This is an archive of the discontinued LLVM Phabricator instance.

[X86][BtVer2] Fix latency of ALU RMW instructions.
ClosedPublic

Authored by andreadb on Aug 23 2019, 3:21 AM.

Details

Summary

Excluding ADC/SBB and the bit-test instructions (BTR/BTS/BTC), the observed latency of all other RMW integer arithmetic/logic instructions is 6cy and not 5cy.

Example (ADD):

addb $0, (%rsp)            # Latency: 6cy
addb $7, (%rsp)            # Latency: 6cy
addb %sil, (%rsp)          # Latency: 6cy

addw $0, (%rsp)            # Latency: 6cy
addw $511, (%rsp)          # Latency: 6cy
addw %si, (%rsp)           # Latency: 6cy

addl $0, (%rsp)            # Latency: 6cy
addl $511, (%rsp)          # Latency: 6cy
addl %esi, (%rsp)          # Latency: 6cy

addq $0, (%rsp)            # Latency: 6cy
addq $511, (%rsp)          # Latency: 6cy
addq %rsi, (%rsp)          # Latency: 6cy

The same latency profile applies to SUB/AND/OR/XOR/INC/DEC.

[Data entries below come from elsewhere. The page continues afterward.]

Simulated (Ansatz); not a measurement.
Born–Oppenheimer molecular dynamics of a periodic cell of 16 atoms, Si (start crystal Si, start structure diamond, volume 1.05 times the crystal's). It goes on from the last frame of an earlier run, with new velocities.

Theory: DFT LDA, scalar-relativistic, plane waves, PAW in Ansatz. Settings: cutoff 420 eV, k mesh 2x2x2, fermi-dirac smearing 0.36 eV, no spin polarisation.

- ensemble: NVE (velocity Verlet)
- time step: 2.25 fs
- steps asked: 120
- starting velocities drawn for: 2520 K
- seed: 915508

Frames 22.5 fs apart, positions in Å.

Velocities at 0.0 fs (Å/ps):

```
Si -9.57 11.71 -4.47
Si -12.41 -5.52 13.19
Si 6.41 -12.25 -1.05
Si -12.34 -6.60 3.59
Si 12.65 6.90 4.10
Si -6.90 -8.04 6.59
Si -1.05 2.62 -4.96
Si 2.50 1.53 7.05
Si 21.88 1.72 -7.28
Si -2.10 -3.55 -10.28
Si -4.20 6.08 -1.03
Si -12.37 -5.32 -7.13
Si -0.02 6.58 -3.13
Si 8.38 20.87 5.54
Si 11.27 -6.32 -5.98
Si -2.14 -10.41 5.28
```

The observed latency of ADC/SBB is 7-8cy. So we need a different write to model those.
Latency of BTS/BTR/BTC is not fixed by this patch (they are much slower than what the model for btver2 currently reports).

Diff Detail

Event Timeline

andreadb created this revision.Aug 23 2019, 3:21 AM
RKSimon accepted this revision.Aug 23 2019, 4:10 AM

LGTM - for the ADC/SBB fix I'd recommend adding a WriteADCRMW class instead of adding yet more overrides.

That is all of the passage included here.